Maybe you like long (and I mean really long), lingering lunches. If so, hurry on over to Cafe Monticello in Old City. Winding our way past the half-dozen or so tables out on the sidewalk, this month’s version of City Paper’s rotating lunch bunch, Howard Altman, Debra Auspitz, Nancy Armstrong and yours truly made our way to one of the 13 tables inside the narrow restaurant.
The place is certainly nice enough inside, with lots of abstract oil paintings, mostly from an artist named Gordon, and really cute metal light fixtures of planes and hot-air balloons, with clouds painted on the ceiling completing the aerial theme. While the hostess was in a sour mood, our server was sweet and pleasant, but seemed to disappear for inordinately long stretches and was oblivious to our wild gestures for attention when she finally did walk past our table. Howard at one point actually suggested I stick my foot in the aisle to trip her. Sophomoric, yes, but tempting, considering that nothing else seemed to work.
The food was fine, but certainly nothing to write home about. Maybe part of it was the inexcusable length of time it took to get any grub, including bread for the table. For appetizers, Howard ordered the frittura di calamari ($7), which was really quite tasty. Unlike the deep fried rubber bands you often get when ordering squid rings, the calamari was not chewy at all. Even Nancy and I, who don't usually like the stuff, raved about the tender, lightly battered little morsels, served with a just-spicy-enough marinara dipping sauce. I ordered the pasta e fagioli ($4), which was a good if unremarkable soup with beans and pasta, tomatoes and prosciutto. We all shared the le pizze mare ($8), a small white pizza topped with mozzarella, shrimp, clams and more calamari. We generally agreed that the taste was good, but the pizza was so soaked in oil that it was limp and soaking wet. Not a very appetizing characteristic for pizza, no matter how tasty.
For our entrees, Debra had the pollo con gamberi ($12), chicken with garlic sauce and shrimp.
"The shrimp and chicken were a bit dry, but the flavor of the garlic sauce was great, and had a really good kick to it," said our favorite arts editor. Howard ordered the linguini pescatore ($11), with shrimp, crab meat, tomatoes and garlic, which he described as "a passable blend of seafood in a tomato and wine sauce. The shrimp were slightly overcooked, the lump crab indistinguishable. Not bad, but nothing special for the price, either."
Nancy had the pollo padella ($11), a chicken dish with portobello mushrooms, artichokes and asparagus. Unlike Debra's, Nancy says her chicken was "tender and juicy, and the veggies were fresh-tasting if not fresh-looking. Yummy but standard." I opted for the scaloppine al shiitake ($11), veal medallions in Madeira wine sauce with shiitake mushrooms. The medallions were small but tender and tasty, and the mushrooms were very fresh. It was also cold. OK, not cold, but not anywhere near warm either. That, of course, could also be the result of sitting in the kitchen for a good while before the dishes came to the table.
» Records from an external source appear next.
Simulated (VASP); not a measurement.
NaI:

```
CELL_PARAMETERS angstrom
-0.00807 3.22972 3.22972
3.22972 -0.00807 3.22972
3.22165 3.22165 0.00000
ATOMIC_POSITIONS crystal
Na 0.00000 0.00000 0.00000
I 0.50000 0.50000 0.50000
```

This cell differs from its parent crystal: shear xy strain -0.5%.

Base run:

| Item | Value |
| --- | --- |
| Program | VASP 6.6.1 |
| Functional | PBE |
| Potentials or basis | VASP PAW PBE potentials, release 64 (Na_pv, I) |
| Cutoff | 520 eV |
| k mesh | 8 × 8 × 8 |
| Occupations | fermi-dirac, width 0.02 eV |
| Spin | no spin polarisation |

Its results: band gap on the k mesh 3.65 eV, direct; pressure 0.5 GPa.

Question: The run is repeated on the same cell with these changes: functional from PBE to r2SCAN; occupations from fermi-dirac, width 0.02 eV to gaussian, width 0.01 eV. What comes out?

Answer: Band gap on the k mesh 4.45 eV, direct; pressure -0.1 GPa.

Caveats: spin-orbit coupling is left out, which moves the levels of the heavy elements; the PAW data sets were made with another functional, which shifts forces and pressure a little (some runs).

All the entrees came with rice and broccoli, the former of which was chewy and bland. "School cafeteria-ish" was how Deb described it, and we all tended to agree.
By the time our server brought out the dessert tray, it was nearly suppertime. (All right, maybe it just seemed that way.) Nancy had the chocolate peanut butter cake, Deb had the triple chocolate mousse, Howard went with the cream puff, and I had the rum cake. We all agreed the desserts were good, but rather plain, and at $6 each, way overpriced. It was also quite clear that none of the desserts were made on the premises. In addition, my rum cake had a crumb crust on the outside that was easily the most unappetizing thing I have ever tasted. And for a guy who'll eat just about anything, that is a serious indictment. I'd describe the flavor of that crust, but my 13-year-old daughter will probably read this, and I don't want her to know her daddy uses those kinds of words.
Finally, after two interminable hours, we got our check. Howard took it and then played a game of "guess how much." We all underestimated the bill by a minimum of $30. The tab for lunch for the four of us came to a surprising $111.57, before tip.
All in all, the food at Monticello is good but not memorable (with the exception of that crumb crust), but the service was painfully slow and the menu a bit overpriced. As for the sour mood of our hostess, maybe she was having a bad day, or maybe she was just tired of standing on her feet and smiling. My guess, though, is that she tried the rum cake.